[AFS3-std] rpc refresh: FetchDirectory: discussion only

Sat, 12 Sep 2009 13:44:15 -0400

--On Saturday, September 12, 2009 02:05:36 AM -0400 Tom Keiser 
<tkeiser@sinenomine.net> wrote:

> Let me tackle 4 and 6 together, as I think they're intertwined.  Both
> of these points seem to implicitly assume the current fileserver
> implementation.  I can easily envision a future fileserver that stores
> the directory object as, say, a B-tree.  In that case, returning a
> sorted subset is rather trivial, and addressing a subset by an ordinal
> rather awkward, as you're effectively trying to linearize the
> structure by something other than its natural sort order.

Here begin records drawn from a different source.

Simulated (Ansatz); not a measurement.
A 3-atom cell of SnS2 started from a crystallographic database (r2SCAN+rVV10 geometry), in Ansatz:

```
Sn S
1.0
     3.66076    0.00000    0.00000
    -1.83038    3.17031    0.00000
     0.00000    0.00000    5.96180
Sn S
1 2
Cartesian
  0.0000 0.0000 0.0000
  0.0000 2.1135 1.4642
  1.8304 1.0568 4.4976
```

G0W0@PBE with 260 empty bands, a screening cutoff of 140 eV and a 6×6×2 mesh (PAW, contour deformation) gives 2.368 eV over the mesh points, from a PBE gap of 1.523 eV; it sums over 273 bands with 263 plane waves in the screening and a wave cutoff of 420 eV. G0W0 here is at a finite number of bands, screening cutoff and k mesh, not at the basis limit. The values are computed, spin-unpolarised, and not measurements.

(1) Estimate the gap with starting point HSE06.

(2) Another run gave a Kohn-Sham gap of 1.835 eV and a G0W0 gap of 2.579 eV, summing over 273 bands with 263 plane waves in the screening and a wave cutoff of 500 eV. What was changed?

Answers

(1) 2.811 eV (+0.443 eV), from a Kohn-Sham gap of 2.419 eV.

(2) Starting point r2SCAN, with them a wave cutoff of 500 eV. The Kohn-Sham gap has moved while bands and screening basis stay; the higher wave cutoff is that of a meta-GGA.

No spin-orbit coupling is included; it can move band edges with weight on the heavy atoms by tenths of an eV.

Oh, the fileserver could return things in a sorted order.  But it's not 
guaranteed to return them in any _particular_ order.  It's not necessary or 
useful to do so, because the operating system API's for reading directories 
do not return them in any particular order, nor is it possible in the 
general case, because the fileserver does not know the user's sorting 
rules.  The data structure may have a single "natural" sort order, but the 
filenames do not -- that depends on a variety of factors including in what 
language files are named (and that assuming everything in one directory is 
named in one language).

> Furthermore, the proposed XDR proc requests a subset by an ephemeral
> ordinal without specifying the DV which was used to come up with said
> ordinal.

Yeah, for paging to actually get you a coherent snapshot of a directory, 
there needs to be agreement on what DV is involved.  However, that doesn't 
have to mean an IN parameter.  there's no reason to assume the fileserver 
will ever have multiple versions available, and the proposed RPC already 
includes an output AFSFetchStatus, which includes the DV of the object.  As 
long as the DV doesn't change, the client can keep fetching directory 
components.  If it does change, there's going to be a callback and they'll 
be invalidated anyway.

> I think the proc needs more fields.  For example, I'd like an OUT
> parameter for the server to communicate whether the data is sorted or
> unsorted

I don't see how that's useful.  Knowing the data is sorted is useless 
unless you know it was sorted according to the rules you care about, and 
representing that is too complex.  Besides, even if it gets sorted results, 
what is a client going to do with them, other than enter them into some 
local data structure or else return them directly via an interface that 
doesn't care whether the output is sorted.

> As far as the addressing by ordinal issue, my preference would be for
> the "primary key" to be a discriminated union.  For the current
> generation of file servers, an ordinal makes perfect sense.  However,
> I think we should specify a second union entry which is a filename
> string.  Upon receipt, file servers supporting this lookup mechanism
> would return the block of entries which follow said entry.  This
> would, of course, require allocation of new error codes and
> capabilities to announce which lookup mechanism(s) the server
> supported.

I could support an interface in which the client indicates the filename of 
the last entry it got from the server, rather than a numerical index. 
Probably the ideal situation is for the server to simply return a cookie 
which can be used in the next call to pick up at the same place.  The point 
here is not to allow the client random access, but to allow it to split 
fetches across multiple RPC's to avoid tying up server threads during 
complex processing of large directories.

-- Jeff